I don't know what i can do anymore. I am really confuse and hopeless. Two weeks have past and yet still got no reply from him and he does not even want to pick up my call. Guess that i have really make him angry of me. I thought that we have already talk things out that night or maybe he is just pretending. I don't know what is in his mind now. I have done everything i can. And i have also plan to go back to him but there is no answer and not reply that make me confuse whether i should resign my post here or not. Once i resign i will go back to my hometown. But what is after i have resign and yet he still does not forgive me? That is what makes me so scare and confuse. I have already told him that i don't mind giving up everything here but at least give me an answer or a reply so that i know he have already forgive me. Now without any answer or reply i really don't know what he wants me to do.
I did sms my sister and ask her to talk to him since he does not want to answer my call. But i have yet recieved any reply from my sister. I know that she will be busy with her kids and she will be starting work soon as well. I also don't want to trouble her like that but i really have no choice and i really don't know what i can do and i also don't know who i can turn to. Why is this happening to me? I know that i have done something very very wrong and i have already regret doing it in the first place. Can't i at least have one more last chance to prove that i will change totally? I know that i don't have the rights to ask for forgiveness and ask for chances but at least let me know. What i want is an answer. So that i know what i can do.
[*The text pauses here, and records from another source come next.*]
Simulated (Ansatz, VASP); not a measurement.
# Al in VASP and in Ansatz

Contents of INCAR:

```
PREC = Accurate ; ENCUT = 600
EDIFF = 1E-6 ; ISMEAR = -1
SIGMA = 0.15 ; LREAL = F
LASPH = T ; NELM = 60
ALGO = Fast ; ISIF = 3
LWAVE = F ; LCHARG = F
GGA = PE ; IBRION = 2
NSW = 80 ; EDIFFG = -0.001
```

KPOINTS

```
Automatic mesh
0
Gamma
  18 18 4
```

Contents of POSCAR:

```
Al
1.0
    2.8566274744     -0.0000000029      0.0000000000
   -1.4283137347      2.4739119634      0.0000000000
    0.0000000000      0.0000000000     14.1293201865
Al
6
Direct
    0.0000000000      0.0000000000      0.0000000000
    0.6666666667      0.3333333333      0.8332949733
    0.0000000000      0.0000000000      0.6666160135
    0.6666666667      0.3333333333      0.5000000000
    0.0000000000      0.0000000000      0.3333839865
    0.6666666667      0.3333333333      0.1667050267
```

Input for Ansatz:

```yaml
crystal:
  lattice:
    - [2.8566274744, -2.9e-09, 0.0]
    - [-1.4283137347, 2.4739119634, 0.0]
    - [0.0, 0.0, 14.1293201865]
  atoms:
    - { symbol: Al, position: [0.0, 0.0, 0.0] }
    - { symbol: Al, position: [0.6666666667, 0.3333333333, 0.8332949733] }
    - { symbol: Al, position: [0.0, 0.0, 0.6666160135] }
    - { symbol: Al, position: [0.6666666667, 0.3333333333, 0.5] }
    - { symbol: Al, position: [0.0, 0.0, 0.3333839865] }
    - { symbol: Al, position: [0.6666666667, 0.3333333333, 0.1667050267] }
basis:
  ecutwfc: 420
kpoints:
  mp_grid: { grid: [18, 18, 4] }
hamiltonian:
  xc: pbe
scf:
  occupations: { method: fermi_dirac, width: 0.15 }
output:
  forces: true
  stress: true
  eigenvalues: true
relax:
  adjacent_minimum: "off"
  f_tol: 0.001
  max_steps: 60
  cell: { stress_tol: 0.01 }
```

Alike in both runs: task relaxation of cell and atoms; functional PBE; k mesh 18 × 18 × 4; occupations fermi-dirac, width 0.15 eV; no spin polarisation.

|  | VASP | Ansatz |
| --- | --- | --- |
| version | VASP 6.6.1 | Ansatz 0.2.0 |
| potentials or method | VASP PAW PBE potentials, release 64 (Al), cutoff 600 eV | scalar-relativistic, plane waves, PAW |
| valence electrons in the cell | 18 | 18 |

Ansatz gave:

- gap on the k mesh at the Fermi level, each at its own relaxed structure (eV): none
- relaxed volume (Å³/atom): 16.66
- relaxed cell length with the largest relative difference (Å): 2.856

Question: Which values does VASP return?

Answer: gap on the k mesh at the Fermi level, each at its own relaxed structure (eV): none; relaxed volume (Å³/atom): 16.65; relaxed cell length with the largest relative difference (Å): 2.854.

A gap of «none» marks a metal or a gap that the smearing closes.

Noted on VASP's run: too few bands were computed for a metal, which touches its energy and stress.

I am not getting enough sleep and not eating well and i have also loose some weight. It is suffering for me being like this. I just can't get him out of my mind no matter how tired i made myself so that i can sleep. But it's just useless. Does he have to punish me like this? Please i am just asking for one last chance, that's it.
Friends keep asking me not to wait and move one, but i can't. I love him too much to move on. It's hurting everyday and it's suffering everyday. I hate myself for destroying the love life that i treasure so much. Now i deserved all this. I really hate myself and i do think about taking away my own life. I need the answer. And i really love him a lot.